Question

Prove that the given number is irrational
$\sf3 + 2\sqrt{5}$

Answer 1

Given: 3 + 2√5

To prove: 3 + 2√5 is an irrational number.

Proof:

Let us assume that 3 + 2√5 is a rational number.

So, it can be written in the form a/b

3 + 2√5 = a/b

Here a and b are coprime numbers and b ≠ 0

Solving 3 + 2√5 = a/b we get,

=>2√5 = a/b – 3

=>2√5 = (a-3b)/b

=>√5 = (a-3b)/2b

This shows (a-3b)/2b is a rational number. But we know that √5 is an irrational number.

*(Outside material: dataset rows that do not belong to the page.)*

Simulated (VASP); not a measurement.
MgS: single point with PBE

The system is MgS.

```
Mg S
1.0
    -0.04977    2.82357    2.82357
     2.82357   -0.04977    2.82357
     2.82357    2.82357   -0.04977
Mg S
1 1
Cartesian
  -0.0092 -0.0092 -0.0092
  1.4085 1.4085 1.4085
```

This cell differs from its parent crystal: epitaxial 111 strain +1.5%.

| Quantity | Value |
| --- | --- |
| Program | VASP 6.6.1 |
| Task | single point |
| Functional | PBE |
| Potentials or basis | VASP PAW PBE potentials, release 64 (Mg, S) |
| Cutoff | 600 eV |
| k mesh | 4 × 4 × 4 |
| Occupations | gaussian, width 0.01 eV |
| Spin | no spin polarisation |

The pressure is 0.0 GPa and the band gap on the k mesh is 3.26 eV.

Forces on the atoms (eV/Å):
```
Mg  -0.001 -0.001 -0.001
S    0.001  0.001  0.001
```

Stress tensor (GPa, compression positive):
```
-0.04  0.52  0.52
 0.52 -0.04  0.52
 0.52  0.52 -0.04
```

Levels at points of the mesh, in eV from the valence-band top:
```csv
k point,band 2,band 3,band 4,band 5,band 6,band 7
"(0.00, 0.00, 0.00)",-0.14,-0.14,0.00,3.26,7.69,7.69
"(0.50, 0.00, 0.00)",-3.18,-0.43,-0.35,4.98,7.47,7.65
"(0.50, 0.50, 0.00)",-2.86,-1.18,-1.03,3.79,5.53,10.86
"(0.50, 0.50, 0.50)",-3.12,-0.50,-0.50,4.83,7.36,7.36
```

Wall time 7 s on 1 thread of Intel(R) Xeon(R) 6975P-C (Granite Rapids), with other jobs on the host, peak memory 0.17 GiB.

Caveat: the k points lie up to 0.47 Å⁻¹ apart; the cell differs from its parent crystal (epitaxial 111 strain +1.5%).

So, it contradicts our assumption. Our assumption of 3 + 2√5 is a rational number is incorrect.

3 + 2√5 is an irrational number

Hence proved

Answer 2

First things first, we know that $\sqrt{5}$ is irrational. We need proof.

Proof

It is a real number such that $2<\sqrt{5}<3$ and $(\sqrt{5} )^2=5$, so first, let's assume it is a rational number.

$\dfrac{p}{q}=\sqrt{5}\implies \dfrac{p^2}{q^2} =5\Longleftrightarrow p^2=5q^2$ ...[I]

So, $p$ is a multiple of 5.

∵[I] $p=5k\implies p^2=25k^2$ ...[II]

∵[II] $25k^2=5q^2\Longleftrightarrow 5k^2=q^2$, so $q$ is a multiple of 5.

So, $p$ and $q$ are both divisible by 5, even if we choose coprime numbers. This is a contradiction.

Such rational numbers do not exist, so the assumption was wrong.

So it is an irrational number.

Now we can prove $3+2\sqrt{5}$ is irrational.

Solution

$3+2\sqrt{5}$ is a real number.

Let $\dfrac{m}{n} =3+2\sqrt{5}$.

Then eventually we get $\sqrt{5} =\dfrac{m-6n}{2n}$.

Is $\dfrac{m-6n}{2n}$ a rational number? Yes. Is $\sqrt{5}$ a rational number? No.

Hence a contradiction and our assumption was wrong, so $3+2\sqrt{5}$ is not a rational number.

So $3+2\sqrt{5}$ is an irrational number.

Additional Information

We are solving based on this fact:

'If a real number is not a rational number, it is an irrational number.'

Let's see what we can prove if we ignore 'real number'.

Assume $\dfrac{p}{q} =\sqrt{2} i$. Then $\dfrac{p^2}{q^2} =-2$ so $p^2=-2q^2$. ...[I]

We see $p$ is divisible by $-2$.

∵[I]  $p=-2k \implies p^2=4k^2$...[II]

∵[II] $4k^2=-2q^2\Longleftrightarrow -2k^2=q^2$, so $q$ is divisible by $-2$.

Hence our assumption that $\sqrt{2} i$ is a rational number fails. Then, $\sqrt{2} i$ is an irrational number, or a real number.